I arrive in Torino on Thursday afternoon, grab the luggage and rent a car, and head down to Barolo. As I head south from the city, the clear weather over the alps (great views from the airplane) becomes overcast and hazy. From Alba on the haze is so thick I can’t make out the hills from the main road. I get to my apartment, unpack and repack for the next 10 days, clean up a bit, refamiliarize myself with the space … good to be back. I have an indifferent meal and a few good glasses of wine at the only open restaurant I can find (La Salita) and head to bed.
Friday morning – I awake to white. It started snowing in the night and there are 15 cm fresh snow on the ground. I hustle to get out before the steep roads become impassable. The town of Barolo, usually an easy 10-minute drive, is now a hair-raising 25-minute sliding odyssey. But I make it! I stop at the Sandrone Winery to say hello and head for Verona.
Verona is one of my favorite places to relax – it’s a great place to breathe deeply, let the last few months of work slip away and just enjoy the Italian way of living in a city – lots of time outside. I’ve written about Verona in other posts; the passeggiata is still a delight, even when it’s near-freezing.
I take Saturday to hop the train to Venice – I’ve wanted to see Giorgone’s La Tempesta again. Though I have this painting pretty well memorized, there are times when the pull of the object; the desire for proximity, as it were, becomes too strong to resist. On the train, though, I read that La Tempesta has skipped town – for an exhibit in Giorgone’s hometown Castelfranco Veneto, north of Venice. Oh Well. There are far worse things than to have a free day in Venice.

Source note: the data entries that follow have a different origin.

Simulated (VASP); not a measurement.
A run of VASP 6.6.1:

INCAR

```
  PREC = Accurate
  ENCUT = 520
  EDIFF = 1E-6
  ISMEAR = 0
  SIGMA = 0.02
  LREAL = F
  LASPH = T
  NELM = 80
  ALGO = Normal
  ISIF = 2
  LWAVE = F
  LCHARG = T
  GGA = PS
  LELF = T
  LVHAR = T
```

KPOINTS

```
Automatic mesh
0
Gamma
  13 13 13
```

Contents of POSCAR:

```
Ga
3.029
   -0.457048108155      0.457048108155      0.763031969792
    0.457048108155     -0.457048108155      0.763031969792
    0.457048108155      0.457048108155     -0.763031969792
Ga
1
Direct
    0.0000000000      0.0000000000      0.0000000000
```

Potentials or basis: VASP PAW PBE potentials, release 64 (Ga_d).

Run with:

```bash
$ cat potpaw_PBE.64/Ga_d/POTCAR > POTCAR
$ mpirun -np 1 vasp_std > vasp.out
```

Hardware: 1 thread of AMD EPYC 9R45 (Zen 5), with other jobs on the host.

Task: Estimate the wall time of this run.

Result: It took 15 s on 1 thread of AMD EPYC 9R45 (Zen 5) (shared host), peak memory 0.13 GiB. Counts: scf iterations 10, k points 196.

I make the hike for the Church of John and Paul – Giovanni e Paolo – one of the loveliest early Gothic churches in Northern Italy. While architects and builders in France never interrupted the vertical flow of space by using support beams across the arches and space, in Italy they thought nothing of doing this. Inside Giovanni e Paolo, I think of being in an enormous tinker-toy assemblage, a Lincoln Logs church, as it were. This time of year, it is relatively deserted and I can enjoy it in peace.
From here, to the Scuola San Giorgio degli Schiavoni for the lovely St George cycle by Carpaccio. I love this artist for the sly, offhand humor that appears in many of his paintings. In the “St George and the Dragon” painting, the half-eaten and decaying bodies of earlier knights litter the foreground of the picture. Of course all of these are little memento mori on the fragility of life, but I can’t help thinking that he had an absolute ball rendering these corpses, with scorpions and snakes slithering around, and vultures picking at a body in the middle distance. I like to think of Carpaccio, executing yet another commission, really looking forward to this painting. This work is a spiritual forefather to all the slasher movie special-effects, getting the gore just right.
Lunch at Da Remigio, and entirely serviceable little osteria nearby. It is getting harder and harder to find really good food in Venice – the lagoon’s fresh fish are dying from overfishing and pollution, and most of the customers are tourists, so a lot of “fresh fish” in Venice is actually farm raised, frozen and shipped from Asia. Sad, really. My favorite place in Venice, Alle Testiere, was full for lunch that day. With only 10 tables, that’s not hard. I still dream of the razor clams I had here 4 years ago. Memory and appetite can be a devastating combination.
After lunch, I wandered – I saw the Ca’ d'Oro on the Grand Canal with its magnificent Mantegna, window shopped, had a coffee or two. Venice is a great place to be aimless. The city lends itself to slowing down, observing, breathing at the same rate it does. It rewards with glimpses of the unexpected and sublime – the way light reflects off water and stained glass at San Marco, a group of kids playing soccer in a piazza, only to see the ball go flying into the canal that is the left side of the field, or an old couple, walking together, saying hello to friends, oblivious to the push and pull of the tourists hurrying to Piazza San Marco.
Funny how English has become a universal language, but understanding still eludes us. A sign in a Venice shop.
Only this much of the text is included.